This month, the Supreme Court is expected to decide whether to uphold a California law requiring charities that raise money in the state to report the identities of their major donors. More transparency is always better than less when tax-exempt dollars are at stake. The court, however, appears likely to side with the plaintiffs — led by the Koch-funded Americans for Prosperity Foundation — and allow nonprofits to keep their donors private.
Such a decision would be bad for democracy and out of step with the values of a wave of new donors emerging from the tech industry.
Since its founding in 2014, the youth coding nonprofit I work for, Hack Club, a network of 500 student-led high-school computer coding clubs, has made all its financial transactions publicly available online. We believe Hack Club is the first nonprofit in the United States to operate with real time, fully transparent finances. By clicking right now on bank.hackclub.com/hq, you can scroll through years of our organization’s spending and income. You’ll see a $500,000 donation from Elon Musk last year, $22 spent on an office fan at Lowes, and salaries for everyone on the team, from the executive director to our hourly contractors.
Financial transparency was a radical decision, and staff debated privacy and security concerns, plus the technical challenges of building a platform that would allow all our transactions to appear on our website in real time. But we have seen only benefits, including more attention from major donors and deepened trust among the teenage coders we support.
So far, 36 student-run nonprofits have made their finances public using our Hack Club Bank transparency tool. (We provide the tool through a fiscal-sponsorship arrangement that allows small organizations that don’t yet have 501(c)(3) status to partner with us for donations and other services.) Among those using the tool are a group of Pennsylvania teenagers who run the state’s largest high-school hackathon; an organization of college student groups called TechShift, which is working to improve technology ethics; and a small-town journalism outlet, which in April became the first nonprofit news operation in the nation to open up its finances to the public.
A New Norm
Greater financial transparency, made increasingly possible by technological innovation and new social norms, is becoming a hallmark virtue of the 21st century for young people raised on social media and smartphones. Their vision for a more transparent world will become the expectation in the years to come — regardless of what the Supreme Court has to say on the matter.
The larger nonprofit world should take note. One-third of Americans now distrust charities and public institutions. Transparency would help them regain confidence at a critical time.

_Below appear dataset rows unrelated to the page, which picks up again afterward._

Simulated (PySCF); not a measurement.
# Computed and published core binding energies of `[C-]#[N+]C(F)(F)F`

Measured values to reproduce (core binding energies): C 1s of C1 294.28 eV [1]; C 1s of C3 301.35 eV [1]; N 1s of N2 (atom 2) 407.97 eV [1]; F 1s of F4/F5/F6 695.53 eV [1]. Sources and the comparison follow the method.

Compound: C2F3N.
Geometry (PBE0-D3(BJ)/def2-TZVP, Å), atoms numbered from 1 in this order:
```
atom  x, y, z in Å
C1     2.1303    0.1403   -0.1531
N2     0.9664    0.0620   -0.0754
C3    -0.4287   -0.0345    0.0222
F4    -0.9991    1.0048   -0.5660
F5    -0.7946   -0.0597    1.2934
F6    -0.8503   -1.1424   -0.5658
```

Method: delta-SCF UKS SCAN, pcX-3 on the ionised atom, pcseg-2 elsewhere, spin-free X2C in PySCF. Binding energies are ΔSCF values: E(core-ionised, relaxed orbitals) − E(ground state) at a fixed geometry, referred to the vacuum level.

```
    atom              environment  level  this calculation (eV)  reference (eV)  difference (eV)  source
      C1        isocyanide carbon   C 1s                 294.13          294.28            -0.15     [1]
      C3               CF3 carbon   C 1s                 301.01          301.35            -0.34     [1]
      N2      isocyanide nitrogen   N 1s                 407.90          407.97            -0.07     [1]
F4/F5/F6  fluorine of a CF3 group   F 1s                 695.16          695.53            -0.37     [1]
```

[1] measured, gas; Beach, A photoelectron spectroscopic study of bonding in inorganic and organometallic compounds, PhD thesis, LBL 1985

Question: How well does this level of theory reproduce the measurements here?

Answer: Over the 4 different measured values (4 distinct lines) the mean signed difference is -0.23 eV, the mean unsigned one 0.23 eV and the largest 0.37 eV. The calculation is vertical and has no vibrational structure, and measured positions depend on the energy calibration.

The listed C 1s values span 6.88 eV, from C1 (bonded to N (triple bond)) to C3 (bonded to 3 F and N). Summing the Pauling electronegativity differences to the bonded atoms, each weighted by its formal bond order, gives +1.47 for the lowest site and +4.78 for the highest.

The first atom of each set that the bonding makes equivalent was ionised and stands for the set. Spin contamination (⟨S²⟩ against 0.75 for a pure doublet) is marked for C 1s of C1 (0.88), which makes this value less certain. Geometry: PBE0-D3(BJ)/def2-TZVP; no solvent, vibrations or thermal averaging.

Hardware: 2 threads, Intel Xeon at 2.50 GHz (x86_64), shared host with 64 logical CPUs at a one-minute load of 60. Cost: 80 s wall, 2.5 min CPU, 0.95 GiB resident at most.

In 2019, Americans gave $450 billion to charities, up 50 percent from $300 billion in 2009. In the first half of 2020, charitable giving grew 32 percent. A handful of mega-donors can wield enormous impact: In late 2020, MacKenzie Scott donated $4 billion in just four months. And the government doesn’t just help boost nonprofit coffers by allowing donors to provide tax-deductible donations; it provides them with direct support — nearly a third of nonprofit funding comes directly from government grants or contracts.
Awash with billions of tax-exempt dollars, the nonprofit industry would benefit from putting mechanisms in place that ensure it operates for the public good. For now, taxpayers have few tools to hold it accountable.
Most nonprofits must file an informational tax form with the IRS, which summarizes finances and programs. But these forms only provide a limited view and often don’t become public record until years after the fact. In most cases, the names and addresses of donors are not required to be made available for public inspection.
This lack of transparency has allowed abuse to go unchecked. Sexual predator Jeffrey Epstein was able for years to greatly exaggerate the size and accomplishments of his philanthropic organization — the J. Epstein Virgin Islands Foundation — as he courted the rich and powerful and preyed on young women. The Milton Hershey School for underserved children, the nation’s wealthiest private school, with an endowment of some $17 billion, operates with such financial mystery that one of its board members sued the organization this spring to see its finances.
Making Good Decisions
In addition to allowing the public to hold these organizations accountable, transparent finances help founders and board members make the right decisions in the first place since they know they’re operating under public scrutiny. They are motivated to have important conversations about equal pay and racial and gender equity. And they are less likely to be swayed by the outsized and potentially corrupting influence of a few big donors. Surely, most nonprofits would support such outcomes.
Young nonprofit entrepreneurs like Hack Club founder Zach Latta understand all this intuitively. When he founded the organization at age 16, Latta wanted to make the finances public so other teenagers could look under the hood and see how nonprofits are run. This seemed natural to Latta, who started to learn to code when he was 7 using websites where programmers provide open-source access to their code. Transparency was, and still is, a key component of Silicon Valley’s open-source culture, whereby software programmers learn from and iterate on top of code created and published by others.
At first, Latta manually inputted all Hack Club’s transactions into an online public ledger. But he eventually began working with other teenagers at the nonprofit to build the software that now allows those finances to be disclosed automatically.
Rather than drive away donors, this commitment to transparency has attracted interest and support from a new generation of young, high-net-worth tech entrepreneurs. In 2019, the Frank Foundation, founded and funded by a group of 30-something Snapchat executives, awarded Hack Club a $1 million prize to support its transparency work. More recently, in May, Ethereum founder Vitalik Buterin, the world’s youngest self-made billionaire, made a cryptocurrency donation of $300,000 to Hack Club.
While Hack Club’s transparency tool is only available to nonprofits we fiscally sponsor, some of our teenage coders are working on a new version that could soon be used by any nonprofit. In the meantime, organizations can take the simple, nontechnical step of converting their monthly financial statements into PDFs and publishing them on their website. They can accompany that PDF with a transparency letter from the executive director or founder that provides context for major expenses and donations. Latta published Hack Club’s transparency report last year, and it was hugely popular among high-school students eager to learn how nonprofits work.
Unfair Attacks Could Result
Safety and privacy can be a factor for nonprofits considering financial transparency, especially if staff are under threat. Organizations with political enemies may feel vulnerable to unfair attacks and meddling, and donors may overreach or micromanage in asking questions about spending, although none have so far at Hack Club.
But the potential positive results of transparency are enormous, especially as the nonprofit world’s influence grows. If the Supreme Court allows nonprofits that raise money in a state to shield the identity of their major donors, they’ll reveal just how out of touch they are with a younger generation rewriting cultural norms about privacy, wealth, and philanthropy.